Certain amounts paid by a U.S. corporation to a related corporation.   Look-through rules also apply to foreign source interest, rents, and royalties paid by a U.S. corporation to a related corporation. See Regulations section 1.904-5(g).

Other Rules

Certain transfers of intangible property.   See section 367(d)(2)(C) for a rule that clarifies the treatment of certain transfers of intangible property.

Reporting Foreign Tax Information From Partnerships

If you received a Schedule K-1 from a partnership that includes foreign tax information, use the rules below to report that information on Form 1118.

Gross income sourced at partner level.   This includes income from the sale of most personal property other than inventory, depreciable property, and certain intangible property sourced under section 865. This gross income will generally be U.S.-source and therefore will not be reported on Form 1118.

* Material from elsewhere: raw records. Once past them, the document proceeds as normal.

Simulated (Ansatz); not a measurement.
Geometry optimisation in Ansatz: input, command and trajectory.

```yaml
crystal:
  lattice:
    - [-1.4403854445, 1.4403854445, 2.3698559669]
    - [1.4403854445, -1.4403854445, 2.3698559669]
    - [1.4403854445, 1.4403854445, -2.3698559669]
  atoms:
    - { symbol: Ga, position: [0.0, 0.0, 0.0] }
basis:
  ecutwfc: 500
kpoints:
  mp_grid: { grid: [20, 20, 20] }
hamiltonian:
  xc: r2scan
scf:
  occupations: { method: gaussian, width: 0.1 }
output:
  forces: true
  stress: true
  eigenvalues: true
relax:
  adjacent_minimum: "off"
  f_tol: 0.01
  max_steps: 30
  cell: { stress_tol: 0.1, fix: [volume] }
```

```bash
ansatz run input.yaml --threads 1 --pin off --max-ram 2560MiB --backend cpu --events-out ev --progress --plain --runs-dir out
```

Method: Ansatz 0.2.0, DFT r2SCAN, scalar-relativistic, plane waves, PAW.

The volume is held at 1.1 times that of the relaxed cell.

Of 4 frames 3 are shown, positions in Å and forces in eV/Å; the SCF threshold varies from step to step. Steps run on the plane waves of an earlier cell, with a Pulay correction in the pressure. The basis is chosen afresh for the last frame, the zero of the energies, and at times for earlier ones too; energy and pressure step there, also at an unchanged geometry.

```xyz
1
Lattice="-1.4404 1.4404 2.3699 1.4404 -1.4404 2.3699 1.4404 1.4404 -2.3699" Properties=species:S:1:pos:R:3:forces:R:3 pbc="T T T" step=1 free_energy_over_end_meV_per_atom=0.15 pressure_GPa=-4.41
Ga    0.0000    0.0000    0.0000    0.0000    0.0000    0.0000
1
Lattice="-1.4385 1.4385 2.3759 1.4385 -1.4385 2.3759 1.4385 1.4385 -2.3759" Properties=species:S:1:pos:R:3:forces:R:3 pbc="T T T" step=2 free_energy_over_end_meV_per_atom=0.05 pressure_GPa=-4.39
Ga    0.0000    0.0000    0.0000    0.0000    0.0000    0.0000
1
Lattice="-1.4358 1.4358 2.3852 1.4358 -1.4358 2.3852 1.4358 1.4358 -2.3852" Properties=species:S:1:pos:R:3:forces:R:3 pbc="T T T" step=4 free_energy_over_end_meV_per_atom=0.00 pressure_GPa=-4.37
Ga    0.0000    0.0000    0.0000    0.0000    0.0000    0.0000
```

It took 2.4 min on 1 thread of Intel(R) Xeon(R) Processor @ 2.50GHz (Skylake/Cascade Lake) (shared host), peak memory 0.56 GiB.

  The remaining lines of the foreign tax section of the Schedule K-1 are reported on Form 1118 as follows:

Foreign gross income sourced at partnership level.   Report on Schedule A.

Deductions allocated and apportioned at partner level and partnership level.   Report on Schedule A or Schedule H.

Total foreign taxes paid or accrued.   Report on Schedule B.

Reduction in taxes available for credit.   Report on Schedule G.

Capital Gains

Foreign source taxable income or (loss) before adjustments in all separate categories in the aggregate should include gain from the sale or exchange of capital assets only up to the amount of foreign source capital gain net income (which is the smaller of capital gain net income from sources outside the United States or capital gain net income). Therefore, if the corporation has capital gain net income from sources outside the United States in excess of the capital gain net income reported on its tax return, enter a pro rata portion of the net U.S. source capital loss as a negative number on Schedule A, column 9(d) for each separate category with capital gain net income from sources outside the United States. To figure the pro rata portion of the net U.S. source capital loss attributable to a separate category, multiply the net U.S. source capital loss by the amount of capital gain net income from sources outside the United States in the separate category divided by the aggregate amount of capital gain net income from sources outside the United States in all separate categories with capital gain net income from sources outside the United States.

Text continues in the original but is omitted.